As for the topic...NEITHER. Krock is probably banking on PPM to bring their numbers up. Regardless of what the numbers COULD be, the general perception is neither format would work viably in NY. This being the case, why would advertisers be any different? Country wouldn't bill well at all.
 
A country station will do well----if-----it acts like pulse 87.7, meaning it does not label the music it plays-----if it promotes like y107 did----if----it targets 'plj,fresh,kjoy,hud,the breeze and 'lite-fm.Todays country music can even take away Rock listeners-if done right!!!!!!!
 
Classic hip hop would work in NYC. There has to be a huge audience that is disenfranchised by the junk that you hear on Hot 97 and Power 105 (both stations playing stuff like Justin Timberlake and Rihanna, and complete junk like Soulja Boy, Hurricane Chris, Flo Rida, etc), with both stations having a CHR presentation and seldom ever playing anything from previous decades. I don't see why a station focusing on the hip hop of the '80s and '90s couldn't work - if the folks over 30 that grew up on hip hop aren't listening to Hot or Power, what are they tuned into? Fresh? PLJ? Lite FM? Give me a break.

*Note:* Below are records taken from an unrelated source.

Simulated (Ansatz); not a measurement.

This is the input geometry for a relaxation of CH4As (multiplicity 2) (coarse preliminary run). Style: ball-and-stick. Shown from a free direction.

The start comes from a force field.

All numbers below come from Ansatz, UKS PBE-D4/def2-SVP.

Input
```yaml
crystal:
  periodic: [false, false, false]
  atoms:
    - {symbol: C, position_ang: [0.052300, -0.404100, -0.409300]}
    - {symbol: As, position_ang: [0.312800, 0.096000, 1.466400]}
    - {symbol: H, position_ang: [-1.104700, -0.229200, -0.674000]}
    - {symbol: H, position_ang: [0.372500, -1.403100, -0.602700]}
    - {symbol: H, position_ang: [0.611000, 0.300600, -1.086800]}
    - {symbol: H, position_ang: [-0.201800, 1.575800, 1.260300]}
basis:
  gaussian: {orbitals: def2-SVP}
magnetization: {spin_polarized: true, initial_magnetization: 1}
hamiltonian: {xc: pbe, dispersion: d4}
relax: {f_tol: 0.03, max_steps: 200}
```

The fact that Emmis devotes some time to old school rap on Kiss FM should tell you something. While they might not be the right company to launch such a format for obvious reasons, I think that it would be a major step up over some of the current options - it would make an excellent replacement for either Fresh or PLJ given the weak ratings at both stations.
 
Let me step off my dance music podium for a minute..... :)

I think classic hip-hop can work IF it was done in a "98.7 Kiss from the 80's" manner and you mix in some classic R&B to it. Meaning, play the music from 1979 up to about 1995 and perhaps once in a blue moon intersperse it with something current. And when I mean current, as in a track that the 30+ demos can appreciate. Other than that, spin Whodini, Run-DMC, Kool Mo Dee, and add in Patrice Rushen, Sybil, Gwen Guthrie.

I do on occasion listen to "Throwback" on Hot 97's HD-2 offering and it does sound pretty good.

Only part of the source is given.